View of Kyoto from the Ryozen area on the city’s Eastern Hills
The Ryozen Gokoku Shrine is not a name that springs to mind when thinking of Kyoto, yet it draws a continual stream of visitors. The reason is that it houses the grave of Sakamoto Ryoma, one of the great heroes of Japanese history. Indeed, some accounts consider him the architect of the Meiji Restoration which turned Japan into a modern Western-oriented country.
Ryoma Sakamoto and friend Nakaoka Shintaro
Another important aspect of Ryozen is that it was the origin of Tokyo’s Yasukuni Shrine, as can be read in the account below. Like other Gokoku Shrines, there is a strongly patriotic atmosphere and I was bemused on my first visit to the graveyard to hear a recording being broadcast in English which turned out to be the voice of Judge Pal, who was the only dissenting voice at the Tokyo War Crimes Tribunal (he claimed all defendants were not guilty).
The article below comes from the Yomiuri newspaper, a noted rightwing publication. It explains the lack of mention of any controversy about the nationalistic nature of the shrine’s museum. It also explains the curious usage of ‘patriot’ in the article. The term is used to refer to those who fought on the imperial side in the war of liberation against the shogunate.
Why should only those who fought on the emperor’s side be considered patriots? It’s a subtle ideological ploy by the writer and a reminder that, as the saying goes, history is written by the victors.
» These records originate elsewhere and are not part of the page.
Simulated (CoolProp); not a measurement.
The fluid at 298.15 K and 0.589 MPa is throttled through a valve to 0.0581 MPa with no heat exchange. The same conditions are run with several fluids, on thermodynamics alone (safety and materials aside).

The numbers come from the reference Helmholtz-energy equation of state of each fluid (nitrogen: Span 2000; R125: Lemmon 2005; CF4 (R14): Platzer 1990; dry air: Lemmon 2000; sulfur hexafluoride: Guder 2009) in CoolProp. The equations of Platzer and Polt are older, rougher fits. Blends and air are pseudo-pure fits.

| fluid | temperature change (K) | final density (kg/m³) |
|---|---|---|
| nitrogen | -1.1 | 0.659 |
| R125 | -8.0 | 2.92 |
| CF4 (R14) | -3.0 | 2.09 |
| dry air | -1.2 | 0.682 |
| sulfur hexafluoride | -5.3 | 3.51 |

Finding Ryoma in the Hereafter
Japan News September 17, 2015 By Yasuhiko Mori / Yomiuri Shimbun Staff Writer
An endless line of people visit the grave of legendary samurai Sakamoto Ryoma, commonly called Ryoma, in the Ryozen area in Higashiyama Ward, Kyoto. Next to his grave is the grave of a close associate, Nakaoka Shintaro. There are also graves of other patriots from the closing days of the Edo period (1603-1867), including Kido Takayoshi, Umeda Unpin, Maki Izumi, Hirano Kuniomi, Hashimoto Sanai and Rai Mikisaburo. Why were so many patriots buried there?
Shinto funeral rites
The Ryozen area was originally part of Jishu Shoboji temple. Murakami Kuniyasu, who served in the Imperial court, purchased part of the premises in 1809 to use it for Shinto funeral rites and established Reimei Shrine.
The grave of Sakamoto Ryoma at the Ryozen Shrine in Kyoto
Under the religious policy of the Tokugawa shogunate during the Edo period, everyone became a parishioner of a Buddhist temple, in principle, and funerals and memorial services were conducted by temples. Shinto priests were not excluded from this rule.
“Kuniyasu apparently opposed the rule,” said Shigeki Murakami, the eighth Shinto priest of Reimei Shrine, where Kuniyasu served as the first Shinto priest. According to Murakami, based on the idea that Japan is the country of the Emperor, Kuniyasu rejected Buddhism, considering it to be a foreign religion, and only carried out Shinto-style funerals.
Retainers of Choshu domain
During the final days of the Tokugawa shogunate, the Choshu domain — where the “sonno-joi” doctrine, which wanted to restore the Emperor while expelling “foreign barbarians,” was popular — buried its retainers who died in Kyoto at the cemetery at Reimei Shrine. The domain’s first burial at the shrine took place in 1862 when Matsuura Shodo, who was taught under Yoshida Shoin at the Shokasonjuku academy, was buried.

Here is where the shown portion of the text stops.